After a long hiatus, I’ve decided to dust off my old blog and share some thoughts. Today, let’s dive into Sik Cheong’s initial public offering (IPO). Is it worth subscribing to? Well, even though the subscription deadline has passed (as of yesterday), it’s still an interesting topic to explore.
Now, let’s address the elephant in the room: Do all IPOs lead to hefty profits? Not necessarily. While some skyrocket, others stumble. Let’s peek at a couple of recent examples:
Kucingko: Their subscription price was RM0.30 per share, but on the first day of listing (July 26, 2024), it shot up to RM0.84. Exciting, right? But then it settled down to RM0.48 by July 31. Market dynamics, my friend. Those big-shot market makers play a role, and us regular investors can’t always keep up. Kucingko’s tech-related business attracted the mom-and-pop crowd, driving the initial surge.

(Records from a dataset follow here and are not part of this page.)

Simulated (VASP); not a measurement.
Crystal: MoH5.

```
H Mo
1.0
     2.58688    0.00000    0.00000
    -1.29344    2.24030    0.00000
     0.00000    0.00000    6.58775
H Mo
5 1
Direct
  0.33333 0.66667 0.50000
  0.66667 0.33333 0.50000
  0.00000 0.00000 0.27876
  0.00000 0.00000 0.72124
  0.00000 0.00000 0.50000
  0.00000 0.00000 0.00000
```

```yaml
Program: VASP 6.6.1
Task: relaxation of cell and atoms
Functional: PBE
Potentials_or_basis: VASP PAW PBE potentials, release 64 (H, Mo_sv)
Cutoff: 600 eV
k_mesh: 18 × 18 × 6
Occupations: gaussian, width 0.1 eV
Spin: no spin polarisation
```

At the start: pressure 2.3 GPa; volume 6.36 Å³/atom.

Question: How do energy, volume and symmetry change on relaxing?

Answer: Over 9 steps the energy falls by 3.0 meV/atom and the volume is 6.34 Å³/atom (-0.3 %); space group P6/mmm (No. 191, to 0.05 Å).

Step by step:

Skyworld: Different story here. With an IPO price of RM0.80, it didn’t dazzle on listing day (July 10, 2024). Instead, it dipped to RM0.50–RM0.55 by early October. Property firms don’t always set hearts racing. Why rush to subscribe when you might snag a better deal later?
Now, Sik Cheong. It’s in the same league as Kim Teck Cheong Consolidated—both deal with distribution and hold exclusive licenses in East Malaysia. But let’s be real: Malaysia isn’t a giant market. It’s cozy, like a neighborhood grocery store. The rest? Not worth a second glance.
My strategy? If I’d successfully subscribed to Sik Cheong’s IPO, I’d sell on day one of listing. Grab that profit and vanish into the sunset. No lingering attachments.